Monday, 29 January 2018

Light

December is a month of short dark days, weeks that compete for gloominess and a month that seems to shudder to a halt with the indoor excesses of Christmas. Yet just a week or two later as the days  start to draw out in the new year there is a also a subtle change to the quality of the light. Now on sunny days it has a vibrancy that was missing in December and comes with a gentle hint of the Spring to come. 

Ken Hill Woods last Friday, I quite liked the light
Last Friday was just such a day of promise, a clear night left a heavy morning frost that coated the cars windscreen with a thin layer of ice. In the local woods at lunchtime a bumblebee sat in a stupor on the ground woken to early from its winter sleep, the vibrant yellow flowers of a Gorse bush were out a little early for pollinators like the unfortunate bee. As I enjoyed my walk snatches of Great Tit and Nuthatch song cut through the trees, whilst a large mixed flock of Long Tailed Tits, Goldcrests and Coal Tits reminded me that this was still January.

But it was something about the light on a woodland ride and how it brought out the colours of the bare trees that made me stop in my tracks and pull out my little compact camera. To the left of the ride sunlight streamed through a gap in the trees, creating a natural spotlight at 45 degrees. This light hit the bronze leaf litter on the forest floor and reflected back up onto the white bark of the silver birches that edged the ride. Behind all this a belt of conifers suffused with the same winter light gave a soft green background to the scene.

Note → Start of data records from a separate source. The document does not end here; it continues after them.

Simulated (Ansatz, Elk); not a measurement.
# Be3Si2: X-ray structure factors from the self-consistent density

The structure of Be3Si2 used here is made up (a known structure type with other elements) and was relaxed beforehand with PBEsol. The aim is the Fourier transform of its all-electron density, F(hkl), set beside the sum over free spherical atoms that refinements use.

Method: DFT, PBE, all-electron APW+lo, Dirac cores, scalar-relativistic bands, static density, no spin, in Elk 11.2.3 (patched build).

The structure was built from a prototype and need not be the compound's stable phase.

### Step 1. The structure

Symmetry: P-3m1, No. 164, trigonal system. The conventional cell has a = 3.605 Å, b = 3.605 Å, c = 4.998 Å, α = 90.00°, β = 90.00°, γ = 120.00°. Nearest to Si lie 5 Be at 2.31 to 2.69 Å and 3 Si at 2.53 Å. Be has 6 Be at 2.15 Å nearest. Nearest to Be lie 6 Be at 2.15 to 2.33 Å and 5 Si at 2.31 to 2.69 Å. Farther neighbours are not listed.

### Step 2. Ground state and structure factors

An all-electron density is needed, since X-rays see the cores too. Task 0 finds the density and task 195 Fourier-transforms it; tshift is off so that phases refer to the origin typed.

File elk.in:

This viewpoint is one that I have passed many times before, it is on one of my favourite walks through these woods, a walk I do probably at least once a week throughout the year. It is pleasant but it doesn't normally having me pausing and reaching for my camera. But today what for me briefly lifted the scene was the light helping me see a different view and bringing this bend in a path in the woods to life.


As I stood and tried to capture an image that would go someway to capture the spirit of the scene in front of me, I was acutely aware of the transient nature of what I was enjoying. All it would take for the magic to fade would be a change in the position of the sun as the afternoon wore on, or a light breeze pushing in some cloud and with it turning off the magical soft winter light.

I carefully composed my image and pressed the shutter button, then after taking one last look at the scene in front of me continued my walk around the wood and eventually back to my office and a full afternoons work at my computer.